THE Namibian army has accused Angola's Unita rebels of killing two French children and their adult brother in an ambush on Monday night.

Several people were wounded, including a Briton who was taken to the capital Windhoek for an emergency operation.

A group of men in combat uniform opened fire on the vehicles near a Namibian military base on the edge of the Caprivi game reserve. Two girls, 10 and 15, and their brother, 18, were shot dead and their father severely injured.

There were unconfirmed reports that two other people may also have died.

The first two vehicles, including one carrying the French family, were brought to a halt by a barrage of bullets. Both cars had been looted by the time police arrived.

The other two vehicles were carrying 14 workers with a Danish aid agency.

They were mostly Britons, South Africans and Australians returning from a holiday in Zimbabwe. Both drivers were wounded but managed to speed away.

Namibian police said that a British woman, Syma Damil, was among those taken to the capital for emergency operations yesterday.

Last week the Foreign Office advised Britons to avoid the Caprivi strip, after the Angolan army launched an offensive to dislodge Unita from its southern strongholds.

The army's chief of staff, Major General Martin Shalli, accused Unita of the killings, but a rebel spokesman blamed Angolan government soldiers.

The incident took place near a Namibian military base used by Angolan soldiers for cross-border attacks on Unita. The attacks have helped to drive the rebels from their former headquarters at Jamba.

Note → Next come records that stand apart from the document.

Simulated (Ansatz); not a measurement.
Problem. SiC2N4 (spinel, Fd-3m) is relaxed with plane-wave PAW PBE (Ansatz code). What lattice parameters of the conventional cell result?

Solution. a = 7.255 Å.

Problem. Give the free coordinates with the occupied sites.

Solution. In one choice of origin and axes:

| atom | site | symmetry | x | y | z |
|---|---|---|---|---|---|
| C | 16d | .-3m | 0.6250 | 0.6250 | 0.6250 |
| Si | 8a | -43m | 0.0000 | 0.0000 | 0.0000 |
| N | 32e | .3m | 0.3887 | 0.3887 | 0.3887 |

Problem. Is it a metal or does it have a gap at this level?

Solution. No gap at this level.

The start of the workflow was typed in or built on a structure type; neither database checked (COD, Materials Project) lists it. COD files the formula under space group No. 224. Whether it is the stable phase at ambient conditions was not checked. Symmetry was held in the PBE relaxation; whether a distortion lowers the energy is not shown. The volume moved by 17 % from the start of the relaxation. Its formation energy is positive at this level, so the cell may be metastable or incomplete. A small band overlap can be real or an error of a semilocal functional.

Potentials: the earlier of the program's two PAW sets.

The government claims to have secured the 750-mile border, but Unita appears able to continue its incursions.

At the weekend, about 20 civilians were abducted near Bagani, in western Caprivi, a short drive from the site of Monday's killings. Eight people were wounded, four of them seriously, in the attack.

The police again blamed Unita, saying that the attackers had planted landmines and retreated into Angola.